St. Louis Missouri environmental lawyers

Lewis C. Green, Founding President

Lewis C. Green graduated in 1947 from Harvard University and in 1950 from Harvard Law School, where he was an editor of the Harvard Law Review.  He was Law Clerk to Judge William E. Orr, U.S. Court of Appeals for the Ninth Circuit, 1950-51, Justice Stanley F. Reed, Supreme Court of the United States, 1951-52, and US District Judge George H. Moore, 1955-56.  Before joining Green, Hennings & Henry, he served two years (1952-54) with the Appellate Division of the Office of General Counsel of the National Labor Relations Board in Washington, D.C.

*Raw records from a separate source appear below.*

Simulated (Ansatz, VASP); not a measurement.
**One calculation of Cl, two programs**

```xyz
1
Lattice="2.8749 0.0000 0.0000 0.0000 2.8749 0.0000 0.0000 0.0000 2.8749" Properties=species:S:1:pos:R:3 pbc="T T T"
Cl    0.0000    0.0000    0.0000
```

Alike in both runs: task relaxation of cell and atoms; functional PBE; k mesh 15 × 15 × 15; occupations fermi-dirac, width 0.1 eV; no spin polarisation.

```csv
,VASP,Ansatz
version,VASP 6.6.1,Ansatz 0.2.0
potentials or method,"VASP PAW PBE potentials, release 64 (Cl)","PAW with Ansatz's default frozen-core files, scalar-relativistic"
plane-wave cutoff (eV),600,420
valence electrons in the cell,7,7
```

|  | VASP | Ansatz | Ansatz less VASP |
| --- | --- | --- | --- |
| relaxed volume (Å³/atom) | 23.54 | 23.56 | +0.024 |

He served on the faculty of St. Louis University Law School, teaching Legislation, and Washington University School of Law, teaching Constitutional Law.

He was the first Chairman of the Air Conservation Commission of Missouri, from 1965-69.

He was a member of the Missouri Bar, the Bar of the Supreme Court of the United States, the United States Courts of Appeals for the Eighth Circuit, the DC Circuit, and the Seventh Circuit, and the United States District Court for the Eastern District of Missouri.

He was a member of the American Bar Association, the Bar Association of Metropolitan St. Louis, the Missouri Bar Association, the American Law Institute, and the American Judicature Society.  He was a life member of the National Conference of Commissioners on Uniform State Laws.  He was a member of the American Bar Association Sections of Litigation and Natural Resources, Energy and Environmental Law, and the Missouri Bar Energy and Natural Resources Committee, and the Bar Association of Metropolitan St. Louis Environmental and Conservation Law Committee.  In 1972-73 he chaired the Missouri Bar Antitrust Committee.

Publications include "State Control of Interstate Air Pollution," 33 L&C Probs 315 (1968); "The New York Times Rule:  Judicial Overkill," 12 Villanova L.Rev. 730 (1970).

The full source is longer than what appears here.